There were dozens of reporters to document a shirtless Tim Tebow running in the rain.
But now that he’s doing the running around the Jets envisioned for him, no one’s talking.
The Jets worked on their Wildcat package — which has become the catch-all, if not always accurate name for non-traditional QB play — in front of the media Monday, but with restrictions. Since the practice was closed to the public, the Jets put restrictions on what could be reported. (For the record, that’s a fairly standard stipulation when teams move out of training camp mode. When reporters are allowed in at all, formation and strategic issues are off-limits because coaches as a lot are a paranoid bunch.)
“I don’t know what you’re talking about,” running back Joe McKnight said, via Manish Mehta of the New York Daily News. “Wildcat? I don’t know nothing about the Wildcat.”
Keeping private the particulars of the packages they want to use in the regular season is a big deal to new offensive coordinator Tony Sparano, and his players were quick to adopt the omerta.
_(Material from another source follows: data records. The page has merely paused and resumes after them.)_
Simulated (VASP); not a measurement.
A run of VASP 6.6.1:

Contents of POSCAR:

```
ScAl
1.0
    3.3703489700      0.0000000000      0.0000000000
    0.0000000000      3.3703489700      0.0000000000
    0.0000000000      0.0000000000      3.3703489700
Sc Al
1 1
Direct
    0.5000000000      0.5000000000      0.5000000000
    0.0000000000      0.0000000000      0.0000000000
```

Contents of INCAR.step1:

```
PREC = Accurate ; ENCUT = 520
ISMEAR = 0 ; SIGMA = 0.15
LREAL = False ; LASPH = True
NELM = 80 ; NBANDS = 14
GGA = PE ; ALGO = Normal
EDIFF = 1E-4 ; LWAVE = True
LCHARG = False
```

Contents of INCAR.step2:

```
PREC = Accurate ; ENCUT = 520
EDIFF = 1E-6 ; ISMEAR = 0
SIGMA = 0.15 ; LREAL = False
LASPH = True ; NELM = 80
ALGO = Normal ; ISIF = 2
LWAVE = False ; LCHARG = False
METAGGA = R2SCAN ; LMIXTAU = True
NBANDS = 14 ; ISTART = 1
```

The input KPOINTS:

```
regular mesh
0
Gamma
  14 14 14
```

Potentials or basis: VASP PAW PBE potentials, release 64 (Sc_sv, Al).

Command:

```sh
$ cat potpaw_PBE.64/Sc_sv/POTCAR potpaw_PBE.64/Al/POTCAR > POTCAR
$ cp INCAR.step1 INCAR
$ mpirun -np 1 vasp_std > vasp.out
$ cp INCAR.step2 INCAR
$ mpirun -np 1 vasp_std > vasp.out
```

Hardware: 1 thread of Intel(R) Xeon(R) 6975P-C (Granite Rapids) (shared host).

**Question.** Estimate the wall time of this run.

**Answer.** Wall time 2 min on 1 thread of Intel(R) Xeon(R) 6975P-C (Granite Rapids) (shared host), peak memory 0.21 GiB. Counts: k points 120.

“You have to talk to Coach Sparano. There’s a lot going on,” quarterback Mark Sanchez replied when asked if the packages were similar to what the Jets did in the past with Brad Smith. “It’s some pretty intense stuff.”
Asked if he had ever been a part of a secret practice, Tebow joked: “I don’t know if I’ve ever seen as much interest
“I don’t know if it’s secrecy,” he said. “We’re going out there, running our offense and our plays. It’s just part of the offense to us. Like we wouldn’t talk about play action plays. It’s just nothing something we [need] to talk about how much we do it.”
To be honest, keeping opponents talking about the Wildcat is a good thing for the Jets, since it forces them to plan for something that might only happen a few snaps a game. We’ll see this fall, however, if it’s worth the time they spend practicing it themselves.